I'm not buying it.
Okay, so tonight, President George W. Bush stands before America to announce a significant strategy change or, more accurately, to use new words to describe doing the same thing that hasn't been working for the past four years. The White House has protested the use of the word "escalation" to describe the process of sending five more battalions to Iraq for an indeterminate length of time, saying that it would only be a few thousand troops and it would be for a short period of time, which is more of a "surge" than an escalation.
Point the first: Rather than having a specific deadline for troop withdrawal, guaranteeing that the escalation would, in fact, be for a short (specific) period of time, he has assigned benchmarks to the Iraqi army. Iraqi troops must, among other thing, actually show up for work, perform their duties regardless of sectarian interests, and follow a clear chain of command with Prime Minister Maliki at the top before the "surged" troops can return home. It could, in fact, be a mere six months before our guys would be back with a great tan and a few great drinking stories to show for it, or it could be a year, or it could be two years; swearing that this wouldn't be an open-ended deployment, our president nonetheless doesn't do timelines.
Point the second: Bush wants 21,500 troops. I want a rich Clive Owen lookalike who thinks my football addiction is cute. At least I'm used to disappointment; Bush may be shattered to learn that the military has, in fact, somewhere around 9,000 troops capable of "surging" into Iraq at this point. Not to mention the fact that we can barely afford to arm and armor the troops already there.
Point the third: Bush's plan for the troops (or, at least, as much of the plan as has been leaked) call for rules of engagement that would make it easier for Iraqi troops to strike back at militias. Follow this up the aforementioned clear chain of command and decide whether or not Prime Minister Maliki is really that interested in picking a fight with Muqtada al Sadr and/or stop Shiite death squads from torturing and killing people, and if he is, why he hasn't done it sooner.
Dan Bartlett has said that the president will also admit that American and Iraqi forces were ill-equipped to keep the peace in Iraq following the fall of Saddam Hussein's regime. He cites "rules of engagement" that prevented this; most members of the military and, for that matter, most Americans would agree that "halfassing the invasion" and "not giving the generals as many troops as they explicitly said they needed" could be added to the Why-Why chart.
Resolving such a stunning lack of self-awarness might be a priority for a president in his position, but apparently, ours is too busy. While acknowledging the importance of input from his generals - "It's important to trust the judgment of the military when they're making military plans ... I'm a strict adherer [sic] to the command structure" - he simultaneously decides... not to.

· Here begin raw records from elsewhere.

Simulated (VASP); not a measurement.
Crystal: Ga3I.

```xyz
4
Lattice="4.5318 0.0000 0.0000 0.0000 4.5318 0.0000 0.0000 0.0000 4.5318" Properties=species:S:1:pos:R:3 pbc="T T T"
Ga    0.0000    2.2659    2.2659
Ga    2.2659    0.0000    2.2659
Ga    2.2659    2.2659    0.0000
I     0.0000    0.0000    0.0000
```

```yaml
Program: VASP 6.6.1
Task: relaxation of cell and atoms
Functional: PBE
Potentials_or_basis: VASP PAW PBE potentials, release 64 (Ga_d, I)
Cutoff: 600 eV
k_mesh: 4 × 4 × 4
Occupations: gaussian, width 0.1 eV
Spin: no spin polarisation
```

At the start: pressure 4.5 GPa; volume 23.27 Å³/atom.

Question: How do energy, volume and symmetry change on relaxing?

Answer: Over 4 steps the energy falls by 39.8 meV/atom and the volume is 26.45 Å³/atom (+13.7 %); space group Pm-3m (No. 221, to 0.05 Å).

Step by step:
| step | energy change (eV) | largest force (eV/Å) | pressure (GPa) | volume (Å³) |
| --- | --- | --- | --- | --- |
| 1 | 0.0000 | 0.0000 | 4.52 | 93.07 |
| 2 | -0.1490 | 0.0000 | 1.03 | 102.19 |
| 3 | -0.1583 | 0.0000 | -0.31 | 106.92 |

Pentagon insiders say members of the Joint Chiefs of Staff have long opposed the increase in troops and are only grudgingly going along with the plan because they have been promised that the military escalation will be matched by renewed political and economic efforts in Iraq. Gen. John P. Abizaid, the outgoing head of Central Command, said less than two months ago that adding U.S. troops was not the answer for Iraq.
Here's why he doesn't care: Bush's legacy trumps winning the war. He doesn't know how to win it. He doesn't know if it can be won. He doesn't really know what winning would look like. Bush wants to put $5 in the gas tank in the hope that he can limp this war along for two more years until it's no longer his problem. He realizes that the glorious Ridley Scott victory on which he still vehemently insists may be - probably is - impossible, but that if he can just make it to the handoff in 2008, the responsibility of being a true leader, cutting losses, and bringing the troops home will be out of his hands. He will forever be the President Who Wouldn't Say Die, and his successor will be the quitter who lost us the war.
If it takes 1,604 troop deaths to get him to that point, so be it.
The generals don't want more troops. The Iraqi government doesn't want more troops. The troops don't want more troops. The American people don't want to send any more troops, and our allies don't intend to send any more troops. President Bush has said that he'll stubbornly push forward with his ill-conceived plans even if Laura and Barney are the only ones who support him; that point is rapidly approaching. And he doesn't care.